Alibi V.19 No.12 • March 25-31, 2010 

Thin Line

Who are your influences? What’s your sign?
Who are your influences? What’s your sign?

Lady Reporters XXX—As I sat watching Crazy Heart and praying for death, it occurred to me that I don’t particularly care for the way print journalists, particularly of the female variety, are portrayed in movies.

For those who haven’t seen Crazy Heart, it’s a stupid, stupid film about a generic outlaw country singer played by Jeff Bridges. He meets and carries on a relationship with a supple young reporter (played by the always awful Maggie Gyllenhaal) who comes to his hotel room, ostensibly to interview him.

She asks the bloated corpse a few softball questions, cocking her head and smiling with lightly closed eyes. He offers coy non-answers. (That much I can believe; interviewing musicians is like fist-fighting the rain.)

Interviewing musicians is like fist-fighting the rain.

Then, before she writes the story, they get it on.

Besides being unethical, the hot young reporter sleeping with the subject of her interview is a lame movie cliché that needs to be taken out back and told about the rabbits.

To make sure I wasn’t just hating on Oscar nominees without good reason, I called a colleague and told him that I had just seen a movie where a female reporter slept with the guy she was interviewing.

He said, “Oh, like Absence of Malice starring Paul Newman and Sally Field.”

Crazy Heart wasn’t even the first such movie I’d seen this month. Scoop concerns a (hot) young reporter, Scarlett Johansson, who sleeps with both guys she interviews. She exposes the second man as a murderer before writing a story and garnering praise from a crusty old newspaper editor at the end of the film.

Having had the opportunity to work with many women in this field, I can tell you that they won’t sleep with just anyone.

There is, of course, Lois Lane who beds Superman and Vicki Vale who gets busy with Bruce Wayne. (In all fairness, she didn’t know he was Batman, but still.)

All of these people should be fired.

This propensity for “really getting to know one’s source” isn’t extended to male journalists. Frost doesn’t bang Nixon.

So, in addition to being cliché, the depiction of journalists jumping into the sack with interviewees is also sexist. Now I’m as big a male chauvinist pig as the next guy, but I can’t help but take offense on behalf of my female colleagues at these portrayals.

Maybe it’s because I am a journalist. Having had the opportunity to work with many women in this field, I can tell you that they won’t sleep with just anyone.

The average real-life Lois Lane would have stabbed any of these creeps with her ballpoint, not made a date with him.

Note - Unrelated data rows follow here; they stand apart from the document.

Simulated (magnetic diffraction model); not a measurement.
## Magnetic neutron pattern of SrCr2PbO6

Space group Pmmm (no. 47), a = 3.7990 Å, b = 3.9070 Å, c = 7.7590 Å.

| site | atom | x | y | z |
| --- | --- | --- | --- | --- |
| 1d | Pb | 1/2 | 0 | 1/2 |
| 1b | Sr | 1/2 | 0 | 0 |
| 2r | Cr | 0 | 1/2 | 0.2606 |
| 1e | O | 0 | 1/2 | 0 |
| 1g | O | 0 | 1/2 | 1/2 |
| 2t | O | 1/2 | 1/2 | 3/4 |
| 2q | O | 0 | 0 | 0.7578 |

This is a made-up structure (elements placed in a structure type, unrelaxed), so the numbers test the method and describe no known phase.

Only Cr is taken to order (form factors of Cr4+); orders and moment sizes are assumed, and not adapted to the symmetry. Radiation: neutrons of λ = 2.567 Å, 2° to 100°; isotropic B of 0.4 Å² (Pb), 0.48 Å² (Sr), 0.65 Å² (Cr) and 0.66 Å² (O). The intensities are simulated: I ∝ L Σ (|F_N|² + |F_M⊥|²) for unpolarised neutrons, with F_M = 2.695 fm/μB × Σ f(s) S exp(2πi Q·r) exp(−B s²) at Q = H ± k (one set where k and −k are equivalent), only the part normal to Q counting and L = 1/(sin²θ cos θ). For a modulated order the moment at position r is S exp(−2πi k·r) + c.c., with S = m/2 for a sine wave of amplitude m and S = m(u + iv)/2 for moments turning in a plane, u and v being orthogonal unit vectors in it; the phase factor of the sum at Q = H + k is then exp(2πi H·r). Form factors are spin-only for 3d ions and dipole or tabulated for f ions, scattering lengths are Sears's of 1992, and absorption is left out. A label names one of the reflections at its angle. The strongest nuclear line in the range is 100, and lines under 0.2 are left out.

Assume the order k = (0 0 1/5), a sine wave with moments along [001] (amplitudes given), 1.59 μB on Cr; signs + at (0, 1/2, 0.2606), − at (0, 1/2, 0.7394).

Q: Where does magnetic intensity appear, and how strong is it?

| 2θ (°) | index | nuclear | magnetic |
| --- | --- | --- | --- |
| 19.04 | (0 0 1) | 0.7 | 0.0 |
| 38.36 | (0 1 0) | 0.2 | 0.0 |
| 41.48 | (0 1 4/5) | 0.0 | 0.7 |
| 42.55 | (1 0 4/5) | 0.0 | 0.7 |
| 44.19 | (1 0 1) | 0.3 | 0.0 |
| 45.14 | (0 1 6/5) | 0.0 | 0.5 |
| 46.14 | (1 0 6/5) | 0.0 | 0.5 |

This much-used movie archetype also suggests that only 22-year-old sexpots become reporters. There are generally never any 45-year-old female journalists in movies. (A good exception is actress Nora Dunn in the Gulf War movie Three Kings. She informs the soldier hitting on her, “You aren’t gonna fuck me.” I think she punches him, too.)

Not only are these slutty portrayals lazy filmmaking, they’re a disservice to hardworking female reporters everywhere. It's time to develop female characters who exist for reasons other than to satiate the sexual fantasies of middle-aged film producers. (And, please, stop giving Gyllenhaal work.)